November 21, 2019

Happiest Days on Earth

One year on Sukkot, as Rabbi Yitzchok Summers watched his kids bounce through the play structures at Camp Snoopy in Knott’s Berry Farm, a park employee approached him to ask if this was a special group trip.

While the most direct answer was no, the proliferation of Jewish families at the theme park that week did have something to do with group affiliation.

All of the families were celebrating Chol Hamoed Sukkot, the intermediate five days between the first two days of Sukkot and the final two days of the festival, Shmini Atzeret and Simchat Torah. Chol Hamoed, which translates as the common days of the holiday, presents a unique situation in Jewish observance. While most of the technical and legal prohibitions of Shabbat or Yom Tov are lifted, the aura of festivity should be maintained.

That is why many people dress in holiday clothes for Chol Hamoed, and a growing number even take off from work.

“It’s a bridge time, a time for connecting the spiritual and the physical,” says Summers, rabbi of Anshe Emes Synagogue on Robertson Boulevard. “The idea is that Torah is a perfect balance to take the physical and infuse the spiritual, and that is what Chol Hamoed is,” he says.

Rabbi Dan Moskovitz of Temple Judea in Tarzana says the weeklong festival of Sukkot, from Yom Tov through Chol Hamoed, is a time for families and friends to gather not only to observe the holiday, but to enjoy the peacefulness of sitting together in a sukkah.

“In the middle of our crazy lives we have this commandment to dwell in a sukkah, to sit and eat together, and that is a wonderful thing,” Moskovitz says.

He says every year more families buy sukkah kits from the synagogue, and he and Rabbi Donald Goor make sure to visit each sukkah.

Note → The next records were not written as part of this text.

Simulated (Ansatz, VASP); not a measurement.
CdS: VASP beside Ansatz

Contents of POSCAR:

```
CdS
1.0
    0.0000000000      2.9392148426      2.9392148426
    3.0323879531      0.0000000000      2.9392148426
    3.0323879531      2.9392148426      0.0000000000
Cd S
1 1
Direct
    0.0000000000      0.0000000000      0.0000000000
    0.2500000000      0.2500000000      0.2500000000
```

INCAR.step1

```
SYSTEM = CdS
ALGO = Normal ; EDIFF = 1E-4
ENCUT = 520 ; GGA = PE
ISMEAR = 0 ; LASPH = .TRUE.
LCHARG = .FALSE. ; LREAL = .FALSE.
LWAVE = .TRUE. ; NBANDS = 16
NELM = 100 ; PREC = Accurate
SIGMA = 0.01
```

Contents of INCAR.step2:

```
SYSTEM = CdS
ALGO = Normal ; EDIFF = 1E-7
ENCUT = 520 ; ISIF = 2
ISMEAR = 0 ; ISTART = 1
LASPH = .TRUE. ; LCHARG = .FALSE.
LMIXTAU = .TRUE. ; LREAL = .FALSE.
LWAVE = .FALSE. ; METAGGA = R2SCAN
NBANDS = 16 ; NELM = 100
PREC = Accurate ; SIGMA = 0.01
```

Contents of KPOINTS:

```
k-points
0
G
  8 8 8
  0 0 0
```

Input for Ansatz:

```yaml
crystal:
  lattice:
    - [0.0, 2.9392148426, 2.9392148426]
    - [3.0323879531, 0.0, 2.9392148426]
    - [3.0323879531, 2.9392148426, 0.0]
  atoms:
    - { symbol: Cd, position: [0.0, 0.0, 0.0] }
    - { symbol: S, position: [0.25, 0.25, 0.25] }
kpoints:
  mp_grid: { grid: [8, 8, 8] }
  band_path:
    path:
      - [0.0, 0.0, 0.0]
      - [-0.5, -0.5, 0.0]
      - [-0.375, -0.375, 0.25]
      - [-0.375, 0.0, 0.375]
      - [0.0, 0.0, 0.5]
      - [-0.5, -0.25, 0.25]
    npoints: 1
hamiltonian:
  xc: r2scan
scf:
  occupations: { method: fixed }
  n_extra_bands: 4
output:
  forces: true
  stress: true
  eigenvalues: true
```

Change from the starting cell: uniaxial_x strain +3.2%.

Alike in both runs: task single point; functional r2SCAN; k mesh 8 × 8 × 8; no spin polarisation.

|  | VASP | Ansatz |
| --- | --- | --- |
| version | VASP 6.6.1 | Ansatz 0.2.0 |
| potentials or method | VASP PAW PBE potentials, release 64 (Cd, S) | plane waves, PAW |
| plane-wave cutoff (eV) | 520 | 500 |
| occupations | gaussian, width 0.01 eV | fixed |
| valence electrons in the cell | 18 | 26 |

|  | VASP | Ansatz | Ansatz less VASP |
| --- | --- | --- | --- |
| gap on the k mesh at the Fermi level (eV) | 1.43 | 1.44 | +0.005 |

Sha’arei Am: The Santa Monica Synagogue is holding a sukkah festival on Sunday, where about 400 members will gather in the park. They will be divided into tribes, and each group will receive raw materials for constructing and decorating a sukkah.

Beyond the organized celebration, Rabbi Jeff Marx says he too sees a growing number of his congregants bringing the holiday home, celebrating with family and friends the entire week.

The Summers, like many other families, use Chol Hamoed as a time for a family vacation. They also host a homemade sukkah carnival for kids from the shul.

And, of course, there are the trips to theme parks. Summers says in the past five or six years, a spontaneous minyan for afternoon services has convened at Knott’s Berry Farm, with about 30 or 40 people. Chabad’s Sukkah-Mobile usually ends up at Disneyland for the many families spending Chol Hamoed with Mickey and Pooh.

And this year, one group organized separate days for men and women at Soak City, USA, Knott’s Berry Farm’s water park.

Rabbi Pesach and Debbie Wachsman, who run Los Angeles Girls Israel Torah Tours, set up the two days as a fundraiser for their educational group.

Male lifeguards will be on duty Thurs., Oct. 19, while women will have the run of the place Wed., Oct. 18. A sukkah will be available (Tickets are $22 at the door, call 818-763-8755 for more information).
“It’s a very special time,” Summers says. “It forces people who are otherwise so busy to do fun things like this.”